Rhetorical Landscapes

2015. 1. 22. 09:01레토릭

Kevin (Kyoo Sang) Jo

Professor Ellen Quandahl

RWS 602 Weekly Paper 4

February 19, 2014


Gregory Clark

1. Clark’s book is about “rhetorical landscapes.” Landscape, he says, is not the same as land (9). Work out this distinction. 

According to his words, land is material, a particular object, while landscape is conceptual. And he also says that land becomes landscape when it is assigned the role of symbol, and as symbol it functions rhetorically. Therefore, landscape is rhetorical term. In other words, when landscape is called, it might work in the rhetorical perspective. It could symbolize a common home, enable people to have a common image, and construct a common identity. 


2. Note other key terms that Clark borrows/forwards/extends in order to set up his case study of early tourist guides of New York written for children.

(1) Public discourse: 

To prompt those who constitute that collective to adopt for themselves that set of attitudes and assumptions, values and beliefs – and coordinated actions – that are the elements of a public identity

An exchange of “debate, discussion and persuasion.”

(2) Epidictic rhetoric:

A narrative that invites the “formation of a community of minds” in those it addresses

It presents images of actions that express a publicly established, shared sense of “the common dwelling place” that “enfolds participants” who together compose a public.

(3) Scene of pentad:

A primary term that encompasses as well as shapes and constrains each of the others: act, agent, agency, and purpose.

If it is understood to be the social context of any act, it clearly provides a rich explanatory resource for the act’s public meanings and social functions.

It prompts people to transform, imaginatively at least, the meaning of actors and the actions within it.

(4) Landscape:

“A composition of man-made or man-modified spaces” that serves, either imaginatively or actually, “as infrastructure and background for our collective existence”

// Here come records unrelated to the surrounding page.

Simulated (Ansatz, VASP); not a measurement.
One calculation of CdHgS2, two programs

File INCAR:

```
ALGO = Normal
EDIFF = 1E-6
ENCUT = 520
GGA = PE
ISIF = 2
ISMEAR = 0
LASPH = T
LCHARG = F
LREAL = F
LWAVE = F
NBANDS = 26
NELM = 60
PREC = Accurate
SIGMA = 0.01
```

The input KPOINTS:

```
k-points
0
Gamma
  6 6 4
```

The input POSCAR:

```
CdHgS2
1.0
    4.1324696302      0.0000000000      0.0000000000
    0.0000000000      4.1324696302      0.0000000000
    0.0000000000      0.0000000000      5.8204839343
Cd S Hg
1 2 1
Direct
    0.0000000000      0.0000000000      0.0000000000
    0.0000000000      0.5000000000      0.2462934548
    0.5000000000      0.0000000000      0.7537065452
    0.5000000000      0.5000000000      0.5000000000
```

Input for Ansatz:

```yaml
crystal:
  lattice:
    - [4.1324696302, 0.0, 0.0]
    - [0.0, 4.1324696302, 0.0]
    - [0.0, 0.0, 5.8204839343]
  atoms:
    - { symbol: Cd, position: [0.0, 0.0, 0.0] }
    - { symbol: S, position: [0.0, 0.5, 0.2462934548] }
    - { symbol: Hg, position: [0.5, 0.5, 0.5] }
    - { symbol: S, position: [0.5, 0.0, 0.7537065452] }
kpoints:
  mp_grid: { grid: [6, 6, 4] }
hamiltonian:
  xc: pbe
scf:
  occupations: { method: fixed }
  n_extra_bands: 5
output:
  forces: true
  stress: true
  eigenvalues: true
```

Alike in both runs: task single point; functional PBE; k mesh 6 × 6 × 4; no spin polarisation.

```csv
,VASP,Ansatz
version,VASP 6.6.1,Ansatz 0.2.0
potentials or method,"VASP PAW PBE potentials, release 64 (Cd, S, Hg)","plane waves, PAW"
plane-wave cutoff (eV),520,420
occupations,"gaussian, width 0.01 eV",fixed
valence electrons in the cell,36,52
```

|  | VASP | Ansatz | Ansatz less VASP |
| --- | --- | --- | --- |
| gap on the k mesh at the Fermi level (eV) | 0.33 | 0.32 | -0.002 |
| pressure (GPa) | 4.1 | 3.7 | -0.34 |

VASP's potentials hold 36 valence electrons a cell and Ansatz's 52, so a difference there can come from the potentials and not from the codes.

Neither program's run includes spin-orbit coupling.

A “background” or context that offers us an immediate and concrete sense of “not only our identity and presence but also our history”

(5) Representative anecdote:

Shared interpretations of the situations

It enables people to identify with each other and cooperate.

It comes to symbolize the important experiences that individuals share, those individuals treat it as common reference point that enables people to understand themselves as sharing a situation and scene.

It provides a collective of people with terms it can use to articulate the essential elements of a situation its members share. 

(6) Kairos:

The notion of the full complexity of a rhetorical occasion

The sum total of ‘context’ that influence the translation of thought into language and meaning in any rhetorical situation

The ‘scene’ of rhetoric in Burkean terms


3. How do you understand Clark’s overall argument about the publicizing of New York as a “paradigmatic” experience that constitutes common American identity?

It is interesting that Clark argues that collective identity as Americans was developed through shared understanding as gained by experiencing the landscape, vicariously and physically. Moreover, he extends Burkean terms such as “scene” and “representative anecdote” to explain how experiences of place create public identity rhetorically. Just as Burke treats “scene,” as primary, to the extent that it encompasses as well as shapes and constrains “act” and “agent,” Clark views a place as a function of social symbols. In other words, places present people with images and experiences of collective life within which those individuals are invited to locate themselves – to make themselves at home. Also, adapting Burke’s concept of “representative anecdote,” Clark describes as a “representative place” one where people experience themselves as identified with the particular characteristics of the community that the place has come to symbolize. Clark successfully argues that New York City is a representative American place that provides its visitors with paradigmatic experiences – negative as well as positive – of public life in America by giving various examples of picture books and guidebooks. These examples demonstrate the rhetorical power of picturesque experiences and enhance his overall argument. 


4. As always, pose questions about specific passages and/or note connections among our texts for today.

In his essay, Clark provides a variety of terms that seem like similar, for example, scene, landscape, place, or public identity, collective identity, or experience of place, picturesque experience, and so on. Even though he might try to explain his argument easily, it is confusing and not helpful to understand his argument to me. I am wondering what difference between those terms is.